My apologies to P!nk for ripping off one of her best songs...but that's what I'm feeling right now.
Thanks to everyone for your responses to my post yesterday. They helped me to take a step back. To realize that I don't have to do it all RIGHT NOW. That I can take my time and maybe let it go a little at a time...or all at once. Who knows? What I know right now is that it's time to give myself a break.
So what if I can't let it go all at once and feel it in my soul. God has always been there for me and has always answered my prayers. The fact that He does it in His time and that sometimes the answer is no is what makes me not trust and doubt. Really? Do I always say yes to my kids? Ummmm....no. And why not? Because as the parent it's my job to help guide them to do the right thing...hmmmm.
So what if I can't lose 50 pounds overnight? Maybe I can lose it a little at a time. Or maybe I can't lose any of it. Maybe I'm just doing Weight Watchers to help Brian? If that's the case than I can't think of a better reason to count points and log in everyday. So what if I don't want to be so rigid. I'm 50 freakin' years old...I've earned the right to be a little less rigid.
So what if I didn't get this job or that job. If I'm truly going to turn it over and do what God wants me to do then I have to believe that every rejection, every email ignored, and every awkward interview means, "Nope...not this time girl. Relax...what I have in store for you is AMAZING."
So what if I can't be the perfect AA participant and know everything there is to know before every meeting and walk in like the expert. Ummmm....hey you...the program doesn't work like that. Relax and...wait for it...take it one day at a time.
So what if I've got family issues that I'm trying to work through in recovery. My earthly parents did the best they could with what they had. None of that really matters - I am a child of GOD. You don't get any better birthright than that. Yeah...that's right. Who's your daddy? Um...God...step off son. (This concludes the lame hip-hop portion of this post. You may now return to your normal reading.)

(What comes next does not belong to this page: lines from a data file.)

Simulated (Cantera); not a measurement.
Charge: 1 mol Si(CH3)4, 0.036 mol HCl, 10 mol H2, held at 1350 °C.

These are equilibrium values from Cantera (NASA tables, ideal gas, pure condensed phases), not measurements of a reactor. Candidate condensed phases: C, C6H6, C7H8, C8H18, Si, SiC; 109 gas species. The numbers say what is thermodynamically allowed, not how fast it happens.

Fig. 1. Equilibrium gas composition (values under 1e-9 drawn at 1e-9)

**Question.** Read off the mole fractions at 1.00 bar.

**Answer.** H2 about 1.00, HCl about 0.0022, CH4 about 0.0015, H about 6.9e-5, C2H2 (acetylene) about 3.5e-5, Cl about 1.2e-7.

And finally, so what if my prayers aren't rolling off the tongue and giving me the peace that I used to get. Perhaps it's time to shut the hell up and start listening. Anytime God has every spoken to me or made Himself known to me has been in the small quiet moments. I can't hear if I'm yammering on and on. "Be still and know that I am God." Translation...shut up and listen fool.
So what? I'm still a Rockstar!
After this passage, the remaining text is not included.